Taiwan cannot be taken as an example of a good democracy just because you can choose your leader freely there, apparently, as distinct from the Hong Kong system where the leader cannot be voted in freely. If you like Taiwan’s Ma Ying Jeou you can vote him in, if not you can choose another idiot in the next election. But for me the Taiwanese system cannot be called a democracy. Of course like most “democrats” in Hong Kong, this opinion is rejected, but I think I am right.

By Lionel Mok

Not only is the Taiwanese system not democratic, it is even less democratic than that of Hong Kong, if Western democracy can be a yardstick at all.

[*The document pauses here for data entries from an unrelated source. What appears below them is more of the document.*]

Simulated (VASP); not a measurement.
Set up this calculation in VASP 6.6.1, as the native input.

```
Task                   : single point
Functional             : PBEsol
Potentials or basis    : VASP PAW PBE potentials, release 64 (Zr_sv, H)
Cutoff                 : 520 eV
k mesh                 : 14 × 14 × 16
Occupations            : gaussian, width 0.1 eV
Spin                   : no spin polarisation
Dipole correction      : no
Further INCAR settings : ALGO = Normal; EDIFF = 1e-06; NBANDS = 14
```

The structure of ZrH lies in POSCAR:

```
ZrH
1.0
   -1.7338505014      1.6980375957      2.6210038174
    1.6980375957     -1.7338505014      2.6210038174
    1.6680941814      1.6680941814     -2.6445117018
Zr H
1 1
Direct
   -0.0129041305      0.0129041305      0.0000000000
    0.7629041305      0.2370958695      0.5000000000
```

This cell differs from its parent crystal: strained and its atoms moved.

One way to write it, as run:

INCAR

Let’s start with the West.   In Western democracies the parties are formed according to the type of interests you would like to represent.   In other words, the kind of social class whose rights you want to protect.   The communists (for countries that still allow them to exist) fight for the proletariat, the socialists (or the Labour Party) want the middle or lower middle class to do well, and the conservatives or the right wing parties are mindful about business interests.     These parties mainly debate on issues that touch on the economy and little else.

Now let’s take a look at what happens in Hong Kong before we finally move on to Taiwan.    Right now,  the political scene is dominated by a Blue/Yellow division, especially after the Occupy Central event.   The Blue camp is the pro-establishment, pro-Beijing faction made up of a number of parties, and they have the upper hand in the legislative council.   The Yellow camp is the anti-government, anti-Beijing confederacy that opposes it.

But in both camps, you find the full spectrum of social classes whose rights that the different parties, whether they are blue or yellow, want to uphold.

In the Blue camp, you have the Liberal Party which is very business-minded.   The New People’s Party, led by Regina Ip, lobbies mainly for the middle class.   DAB is middle to lower middle class, and Hong Kong Federation of Trade Unions is the working men’s party.

What is amazing is that in the Yellow camp you have exactly the same set up.   Although there is no party in that camp representing the upper class the Civic Party is actually made up of elite lawyers that serve the mercantile interests of elite businessmen of Hong Kong.   You have the Democratic Party to its left appealing to the middle class people of Hong Kong, and HKCTU even further to the left having working class people as its main constituents.

The only issue that divides these two camps is whether they like China or not.   The Yellow camp for some reason hates China, and the Blue camp tolerates her to say the least.

The problem with this kind of division is that you very often vote not according to what you think would be good for the people, but whether your love or hate of China requires you to vote in a certain way.     Not only that, but issues are debated very often according to the  “party” line but not rationally.

A very prominent example is that the legislator representing the IT Functional Constituency voted against the establishment of Information and Technology Bureau to the amazement of most of his constituents because he is on the Yellow side, but we cannot exclude the possibility of some Blue legislators supporting it because they feel an obligation to do it out of their love for China.

How about Taiwan?   It is even worse.    There are no parties representing upper class, middle class or grassroots people.    There are only two parties, the Blue and Green parties (well, there are others, but they are even more extreme than KMT and DPP), and the division is based upon exactly the same factor as the one that divides Hong Kong: whether you like China or not.

The leader of the Green camp recently said, “why should we make suggestions to improve the livelihood of the people?    We should just let KMT screw up so that the people will vote for us in the next election”.

Well, perhaps democracies in the West are becoming more and more engrossed in partisan interests and care for nothing else just like the Green Party in Taiwan; but at least they are  not supposed to be so.      Issues such as whether you like another country or not is basically non-partisan, like the European Union issues divide both the left and right in European countries.

The so-called Taiwan democracy is not democracy at all, at least in the Western sense of the word.    It is more similar to the Anglican/Catholic divide that plagued England several hundred years ago.”